Each interview was recorded, and a spreadsheet was created, itemizing the responses from each individual. At the conclusion of the interviews, this spreadsheet was examined in its entirety, and a codebook was created from the notes. Similar items were reduced to single statements. For example, one respondent remarked, “Adventists don’t intentionally seek interactions with non-Adventists.” Another stated that Adventists have “a bit of an exclusive mindset and are drawn to people we are similar to. . . .” Phrases like those were merged and coded into “socializes with other Adventists.”

From this first sweep through the respondents’ lists, the codebook consisted of 165 items. By continuing to parse and combine, the list was further reduced to 45 traits or characteristics of a traditional, upstanding American Adventist (see Table 1). New columns in the spreadsheet were created for each respondent, with his or her corresponding edited list that used the codebook terms. Twenty-seven of the most salient items were chosen for the rank-ordering task that followed.

Rank-ordering

Once this list was created, a second sample was chosen (n = 63).  Once again, a snowball sampling procedure was employed, using “referrals” from Adventist friends, colleagues, and acquaintances across the country (n = 63). All participants were self-described as active and involved church members and were also parents of K-12 school-aged children. This sample also provided a fair representation of the eight U.S. unions studied, with roughly seven to eight participants from each region. Of the 63 individuals in this sample, 44 were female and 48 were under 50 years old. For this phase of the construction of the cultural consensus domain, the participants were given the task of rank-ordering the list of items derived from the first sample. The purpose of this second step was to assess the degree of agreement―or consensus―among these items, which had been identified as being key elements in the culture of Adventism in the first phase.
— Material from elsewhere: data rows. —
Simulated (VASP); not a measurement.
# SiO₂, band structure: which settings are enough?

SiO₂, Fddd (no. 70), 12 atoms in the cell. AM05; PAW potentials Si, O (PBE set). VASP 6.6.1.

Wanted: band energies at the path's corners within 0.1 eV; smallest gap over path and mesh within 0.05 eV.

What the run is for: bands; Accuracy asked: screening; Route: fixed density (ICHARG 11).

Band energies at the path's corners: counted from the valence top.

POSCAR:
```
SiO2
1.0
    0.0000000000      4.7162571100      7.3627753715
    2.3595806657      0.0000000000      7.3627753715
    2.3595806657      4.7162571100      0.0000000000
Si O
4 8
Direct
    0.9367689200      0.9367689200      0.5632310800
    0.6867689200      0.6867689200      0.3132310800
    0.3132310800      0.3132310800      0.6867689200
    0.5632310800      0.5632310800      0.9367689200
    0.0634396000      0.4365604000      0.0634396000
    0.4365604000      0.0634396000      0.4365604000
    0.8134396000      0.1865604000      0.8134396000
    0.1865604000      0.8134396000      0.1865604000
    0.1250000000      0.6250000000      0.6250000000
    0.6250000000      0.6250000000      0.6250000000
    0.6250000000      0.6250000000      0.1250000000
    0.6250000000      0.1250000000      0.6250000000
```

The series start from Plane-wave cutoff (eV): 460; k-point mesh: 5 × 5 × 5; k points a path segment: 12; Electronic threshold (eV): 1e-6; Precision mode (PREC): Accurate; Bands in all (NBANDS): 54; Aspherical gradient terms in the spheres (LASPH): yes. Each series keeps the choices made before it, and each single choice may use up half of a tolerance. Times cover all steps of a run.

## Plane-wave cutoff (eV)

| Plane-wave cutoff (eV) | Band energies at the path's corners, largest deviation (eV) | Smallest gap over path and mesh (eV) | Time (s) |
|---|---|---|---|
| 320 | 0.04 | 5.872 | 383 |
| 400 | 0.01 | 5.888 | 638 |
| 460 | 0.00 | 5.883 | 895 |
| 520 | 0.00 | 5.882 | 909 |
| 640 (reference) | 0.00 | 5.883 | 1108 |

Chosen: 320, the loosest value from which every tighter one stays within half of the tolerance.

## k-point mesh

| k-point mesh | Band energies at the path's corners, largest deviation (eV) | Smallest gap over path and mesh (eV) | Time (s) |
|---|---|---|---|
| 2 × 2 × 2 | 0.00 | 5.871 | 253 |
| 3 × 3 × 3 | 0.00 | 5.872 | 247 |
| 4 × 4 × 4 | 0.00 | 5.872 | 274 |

As with the first sample, each participant in the second sample was first contacted either through phone or e-mail. At the appointed meeting time, a brief summary about the study was provided to the participants as well as an explanation as to how these 27 items were identified. The participants were told exactly what the prompt had been for the first sample; in other words, what those participants had been responding to and how this list had been developed. They were then instructed about the task before them―to rank-order all 27 items, beginning with what would be most important to a traditional Seventh-day Adventist in good standing.

For those with whom this task was conducted in person, Dengah’s approach to rank-ordering was used.14 Those participants were given 27 small cards―each card had one of the items written on it. Respondents were encouraged to first sort the cards into three categories―very important, somewhat important, and not at all important. Once they had three piles, the respondents were asked to order them within each of the categories. When they were finished, the result was a complete rank-ordered list of all 27 items. Some respondents chose to complete the task as described above; others simply rearranged their cards from left to right and ordered them from 1 to 27.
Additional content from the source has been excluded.